Shakespeare. Katanas. Graffiti. Brooklyn.

Calling Ron Wimberly’s Prince of Cats “a hip-hop retelling of “Romeo and Juliet”  is too simplistic.  Wimberly goes beyond retelling, he reinvents and recreates. Like the DJs and graffiti artists he references, Wimberly draws on his influences and builds a new story from his favorite pieces.  In this case the blend is Shakespearean language, hip hop braggadocio, Kurosawa’s samurai, and street art. With these components Wimberly remixes a new tragedy, not of love, but of the inability to love. Wimberly expertly deepens Shakespeare’s timeless story by exploring Tybalt: the titular Prince of Cats.

Prince of Cats wears its references proudly. Basquiat’s SAMO tags decorate Wimberly’s Brooklyn. Sampson and Gregory get into a bloody sword fight on the subway, and then eat takoyaki in a gentrified Brooklyn sushi restaurant.  At the masquerade ball (a block party) Tybalt and Juliet are a strong presence dressed as Michael Jackson and Wonder Woman.

TandJCostume

Members of both houses fight with katanas (Mercuctio symbolically stands apart with a kopesh), but marking territory through graffiti runs as the strongest theme for the power struggle as Montague yellow, and Capulet red war over wall-space.

Petruchiotag

In an example of how Wimberly expands on Shakespeare’s original, the previously unseen, Petruchio is re-imagined in the guise of “King of Style” Kase 2, complete with a missing right arm, and his death becomes a central motivation. Wimberly also gives voice the Romeo’s first love, Rosalyn, expanding her character and adding depth to the whole.

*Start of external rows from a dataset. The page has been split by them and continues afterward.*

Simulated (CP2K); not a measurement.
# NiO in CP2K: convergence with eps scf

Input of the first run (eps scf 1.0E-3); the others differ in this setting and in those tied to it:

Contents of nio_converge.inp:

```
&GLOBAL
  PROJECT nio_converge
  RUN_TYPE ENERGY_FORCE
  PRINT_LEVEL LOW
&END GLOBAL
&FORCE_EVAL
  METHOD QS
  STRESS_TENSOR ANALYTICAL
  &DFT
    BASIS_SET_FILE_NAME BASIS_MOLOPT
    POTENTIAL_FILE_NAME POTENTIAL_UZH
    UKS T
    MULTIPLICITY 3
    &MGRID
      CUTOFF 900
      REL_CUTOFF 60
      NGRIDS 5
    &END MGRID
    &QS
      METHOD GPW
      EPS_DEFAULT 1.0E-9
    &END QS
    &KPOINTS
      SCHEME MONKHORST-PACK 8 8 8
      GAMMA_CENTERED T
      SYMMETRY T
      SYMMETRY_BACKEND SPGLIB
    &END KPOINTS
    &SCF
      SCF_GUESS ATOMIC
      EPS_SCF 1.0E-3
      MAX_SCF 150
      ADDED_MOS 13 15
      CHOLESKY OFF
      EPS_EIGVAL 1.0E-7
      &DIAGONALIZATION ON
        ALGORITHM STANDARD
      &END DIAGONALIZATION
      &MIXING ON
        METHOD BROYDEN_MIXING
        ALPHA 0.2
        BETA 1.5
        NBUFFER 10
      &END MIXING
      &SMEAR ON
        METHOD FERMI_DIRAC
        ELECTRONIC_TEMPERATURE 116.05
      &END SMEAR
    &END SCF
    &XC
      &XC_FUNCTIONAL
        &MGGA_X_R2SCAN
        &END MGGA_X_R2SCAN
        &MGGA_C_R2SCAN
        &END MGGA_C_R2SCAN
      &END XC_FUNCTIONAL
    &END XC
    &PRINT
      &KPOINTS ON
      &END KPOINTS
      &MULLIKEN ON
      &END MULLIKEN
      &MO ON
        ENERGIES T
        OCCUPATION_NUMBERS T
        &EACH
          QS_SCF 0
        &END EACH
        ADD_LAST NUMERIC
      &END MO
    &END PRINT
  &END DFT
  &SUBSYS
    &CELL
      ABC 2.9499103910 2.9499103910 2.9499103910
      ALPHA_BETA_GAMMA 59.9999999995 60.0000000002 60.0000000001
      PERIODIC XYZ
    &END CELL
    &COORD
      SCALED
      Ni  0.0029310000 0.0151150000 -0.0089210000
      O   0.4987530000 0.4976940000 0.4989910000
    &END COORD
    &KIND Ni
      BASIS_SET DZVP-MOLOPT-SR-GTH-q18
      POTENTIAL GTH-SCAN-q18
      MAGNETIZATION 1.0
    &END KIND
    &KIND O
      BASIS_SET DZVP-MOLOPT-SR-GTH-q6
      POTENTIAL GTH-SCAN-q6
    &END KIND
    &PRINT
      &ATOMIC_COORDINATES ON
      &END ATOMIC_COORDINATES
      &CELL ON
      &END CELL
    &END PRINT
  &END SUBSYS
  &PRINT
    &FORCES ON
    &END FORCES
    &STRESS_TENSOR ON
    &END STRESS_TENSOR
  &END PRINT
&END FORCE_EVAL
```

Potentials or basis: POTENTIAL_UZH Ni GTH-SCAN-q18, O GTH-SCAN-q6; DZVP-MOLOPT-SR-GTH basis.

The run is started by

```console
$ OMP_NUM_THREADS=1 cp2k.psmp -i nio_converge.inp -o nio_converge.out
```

Throughout, Wimberly combines Shakespeare’s language from Romeo and Juliet with his own Shakespeare-inspired inventions, infused with urban vernacular while maintaining iambic pentameter.  This helps Prince of Cats read as more than just homage, but as a companion to the original. Tybalt’s story runs alongside the main narrative that we all know, dipping in and out through his interactions with Juliet, Romeo, and members of both houses.

While Romeo struggles to find love, Tybalt struggles to make his mark on society. He is desperate in his attempts for recognition, boldly declaring his desire to maintain Capulet honor at all costs. This is, however, a cover for his deeply broken worldview as Rosalyn exposes in Act 4, saying:

     Thou art a man obsessed.
     I’ve thought about the words you said.
     ..It’s not the crest of Capulet…
     The precious thing thy sword protects…
     …it’s vanity
     …I mean, 
     why risk thy life over and over?
     These self-important suicide attempts
     reveal thy lack of self-regard
 
     —and 
     if they heart were truly concerned

     with those for whom you say you risk death

     you would preserve thy life

     and nurture the happiness of those around you

     —Right?

In reading Prince of Cats if found myself falling in love with Romeo and Juliet all over again. I wanted to go back and re-read the play, to watch the film, to find a production to see. Wimberly is a masterful DJ here, sampling from his most loved art forms to create a new work that is simultaneously a love letter to his influences and a wholly new and vibrant work. Prince of Cats is not a replacement, or a retelling. It is an addition to the original mythology, providing context, background, and new perspective.

With regard to teaching, Prince of Cats is extremely rich. It could easily serve as a prelude to Romeo and Juliet or as a lesson in perspective after reading the original play. In terms of character, Tybalt experiences events of the main story in a very different way than Romeo, and in terms of authorship, Wimberly emphasizes themes that are more subtle in Shakespeare’s original. It would be incredible to use both texts and run a comparison of Romeo’s and Tybalt’s abilities to cope with their environments as a look into how at-risk youth either escape, or are entrapped by their surroundings. Alternately one could explore how Shakespeare’s background informed his lens, while Wimberly’s experiences encourage a different focus.

English classes often use Romeo and Juliet to explore themes of love, conflict, and revenge, but students get easily tripped up by language and the difficulty of reading a play without seeing production. To this end, Prince of Cats can serve as a strong hook, allowing students access through hip-hop’s visual imagery, while retaining the Shakespearean linguistic syntax, and vocabulary. Through a willingness to invent and remix, Wimberly’s Prince of Cats is a piece that can stand proudly alongside Shakespeare’s original work.